We have not heard any reports of loss of performance from owners who have switched to multi-blade composite props. The reports we have gotten have been to the contrary—the more precisely molded, multiple-blade composite propellers are able to convert more of the engine’s power to thrust, improving all areas of performance while looking very good.
You want lots of blades? MT-Propeller makes a seven-blade prop for the Pilatus PC-12.
We noted that for most of the piston general aviation aircraft, composite prop STCs provide information on operation and care of the new prop, along with limitations, but nothing on performance, so what we have is word of mouth before-and-after reports by owners. We consider reports of performance increase to be accurate—although we’re always skeptical as to amounts—because we’ve experienced some and because owners reported cruise speed decreases when they went to three-blade metal props.
We are aware of the phenomena of owners badly wanting to justify shelling out for a mod and seeing the results with rose-colored glasses. In the world of multi-bladed composite props the performance increases for piston-engine airplanes appear to be very real.
For turboprops, the prop manufacturers are documenting the new performance numbers in the STC paperwork, giving an objective report of the performance improvements.
On the performance end we did hear reports of better performance at lower operating RPMs. It’s been known for some time that turning props over 2000 RPM is too fast for maximum efficiency and performance. On that score, we heard from some owners that their new composite props seemed to be most efficient at lower RPM settings. Peter Marshall, vice president of MT-Propeller (www.mt-propeller.com), recounted his experience in a Cessna 182 in which reducing RPM from 2400 to 2200 (and manifold pressure from 24 inches to 22) resulted in reducing fuel burn by 2 GPH but only slowing by 5 knots.
THE LEADING EDGE
We recall the growing pains of early composite prop installations in the 1980s with airplanes such as the Cessna Caravan and Saab-Fairchild 340 where reports of erosion of the blades in rain became almost common and led to development of an aluminum prop for the Caravan that was popular until the issues with the lighter composite unit were resolved. From what we have been able to tell, issues of composite blade erosion in precip haven’t been around for over 20 years.

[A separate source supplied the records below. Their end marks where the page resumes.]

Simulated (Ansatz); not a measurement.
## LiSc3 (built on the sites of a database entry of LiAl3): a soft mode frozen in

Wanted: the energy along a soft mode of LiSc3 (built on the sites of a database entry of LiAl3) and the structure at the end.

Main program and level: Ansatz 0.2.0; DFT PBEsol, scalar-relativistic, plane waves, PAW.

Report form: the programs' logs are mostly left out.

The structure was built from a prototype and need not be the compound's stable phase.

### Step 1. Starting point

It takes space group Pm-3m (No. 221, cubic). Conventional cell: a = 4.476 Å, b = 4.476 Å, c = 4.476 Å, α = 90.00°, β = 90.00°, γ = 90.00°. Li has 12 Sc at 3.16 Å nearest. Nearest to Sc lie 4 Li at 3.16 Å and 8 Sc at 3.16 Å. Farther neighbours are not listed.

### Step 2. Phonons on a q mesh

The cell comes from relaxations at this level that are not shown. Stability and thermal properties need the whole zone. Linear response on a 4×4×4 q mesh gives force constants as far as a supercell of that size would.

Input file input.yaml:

All composite props of which we are aware have some sort of leading edge protection to prevent blade erosion—usually nickel or steel.
MT-Propeller uses a nickel cobalt leading edge, reported by Peter Marshall to be six times harder than aluminum. According to Marshall, “stuff bounces off” the leading edge; accordingly, they don’t see blade damage. Of the thousands of propellers sold, Marshall said that he’s only aware of seven times that leading edges have had to be replaced.
MT-PROPELLER
MT-Propeller started selling its composite props in the U.S. in 1981 and opened a U.S. office in 1999 as demand grew and there was a need to be able to provide props without a buyer having to wait for shipment from Germany.
Its props are referred to as a natural composite—being made up of layered and compressed beech and spruce wood in which epoxy is injected to create a very dense core of what MT’s Marshall described as “compreg wood.” The core is then reinforced with layers of Kevlar, carbon fiber or Fiberglas shaped precisely to obtain the desired airfoil and then sealed with acrylic polyurethane paint. An aluminum blade ferrule is attached to the wooden core with lag screws.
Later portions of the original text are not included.